DAG Orchestration
DAG orchestration coordinates work with explicit dependencies: extract data, transform it, train a model, publish metrics, refresh search indexes, or run analytics backfills. A DAG system turns dependency structure into runnable tasks while tracking data intervals, retries, backfills, and partial completion. It is a workflow engine specialized for graph-shaped batch and data work.
DAG Model
A DAG should be acyclic because cycles make readiness ambiguous. Repeated work is represented by separate runs over intervals, not by graph cycles.
Terms
| Term | Meaning |
|---|---|
| DAG definition | Versioned graph of tasks and dependencies |
| DAG run | One execution of the graph, often for a data interval |
| Task | A node in the graph |
| Task attempt | One try of a task |
| Sensor | A task waiting for external state |
| Backfill | Running historical intervals |
Scheduler Responsibilities
The scheduler decides when a task is runnable:
task is runnable when:
all upstream tasks succeeded
task run_after <= now
task concurrency limits allow it
DAG run is not canceled
required external conditions are metWorkers should not decide dependency readiness. They should execute leased tasks.
Data Intervals
For data systems, the interval is part of correctness.

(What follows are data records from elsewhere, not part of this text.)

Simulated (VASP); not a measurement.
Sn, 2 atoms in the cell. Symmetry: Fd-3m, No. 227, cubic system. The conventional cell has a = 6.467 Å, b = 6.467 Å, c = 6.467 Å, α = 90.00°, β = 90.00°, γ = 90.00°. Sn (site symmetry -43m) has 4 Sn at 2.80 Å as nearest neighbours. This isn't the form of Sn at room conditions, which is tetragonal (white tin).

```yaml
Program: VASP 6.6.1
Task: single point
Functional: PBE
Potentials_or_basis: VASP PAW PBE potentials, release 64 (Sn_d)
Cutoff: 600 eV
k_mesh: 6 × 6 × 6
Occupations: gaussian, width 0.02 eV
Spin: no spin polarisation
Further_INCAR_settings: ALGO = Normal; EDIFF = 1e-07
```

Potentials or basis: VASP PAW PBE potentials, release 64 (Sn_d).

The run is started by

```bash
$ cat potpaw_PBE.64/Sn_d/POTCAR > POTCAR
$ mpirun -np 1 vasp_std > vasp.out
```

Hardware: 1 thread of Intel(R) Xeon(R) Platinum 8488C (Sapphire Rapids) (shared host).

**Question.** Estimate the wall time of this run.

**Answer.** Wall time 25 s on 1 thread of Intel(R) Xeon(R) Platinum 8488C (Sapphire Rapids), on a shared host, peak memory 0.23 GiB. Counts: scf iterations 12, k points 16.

| Run label | Data interval | Common bug |
|---|---|---|
2026-06-15 daily run | 2026-06-15T00:00Z to 2026-06-16T00:00Z | Treating run date as execution date |
| Hourly run at 10:00 | 09:00 to 10:00 | Reading incomplete late data |
| Backfill for May | Many daily intervals | Overloading live warehouse capacity |
Make interval boundaries explicit in task inputs and output paths.
Idempotent Outputs
DAG tasks should write outputs deterministically:
s3://warehouse/orders_daily/dt=2026-06-15/_tmp/run_id=abc
s3://warehouse/orders_daily/dt=2026-06-15/part-000.parquetWrite to a temporary location, validate, then atomically publish or swap metadata. This avoids half-written partitions after task failure.
Backfills
Backfills are production load, not maintenance trivia.
Controls:
- Separate backfill queue.
- Concurrency caps by DAG and dataset.
- Warehouse budget limits.
- Read-only dry run for dependency expansion.
- Backfill pause/resume.
- Output overwrite policy.
Dynamic DAGs
Dynamic task generation is useful for partitioned work, but it can overwhelm the scheduler.
| Pattern | Risk | Control |
|---|---|---|
| One task per customer | Millions of tasks | Batch customers into shards |
| One task per file | Scheduler metadata explosion | Manifest task plus worker-side batching |
| Runtime graph expansion | Hard to reason about retries | Persist expanded graph per run |
Failure Semantics
| Failure | Desired behavior |
|---|---|
| Upstream task fails | Downstream tasks remain blocked or skipped |
| Task times out | Retry if idempotent; otherwise fail fast |
| Data quality check fails | Stop publish path and alert owner |
| Worker dies | Attempt is retried after lease expiration |
| Scheduler dies | Reconstruct runnable tasks from metadata |
Observability
DAG observability needs both graph and data views:
- Critical path duration.
- Task duration by attempt.
- Queue wait vs execution time.
- Failed dependency count.
- Late data count.
- Backfill progress by interval.
- Dataset freshness.
- Output row counts and quality checks.
When to Use
Use DAG orchestration for batch workflows, data pipelines, ML training pipelines, and dependency-heavy jobs. For request-time orchestration, use a workflow engine or service orchestration pattern instead.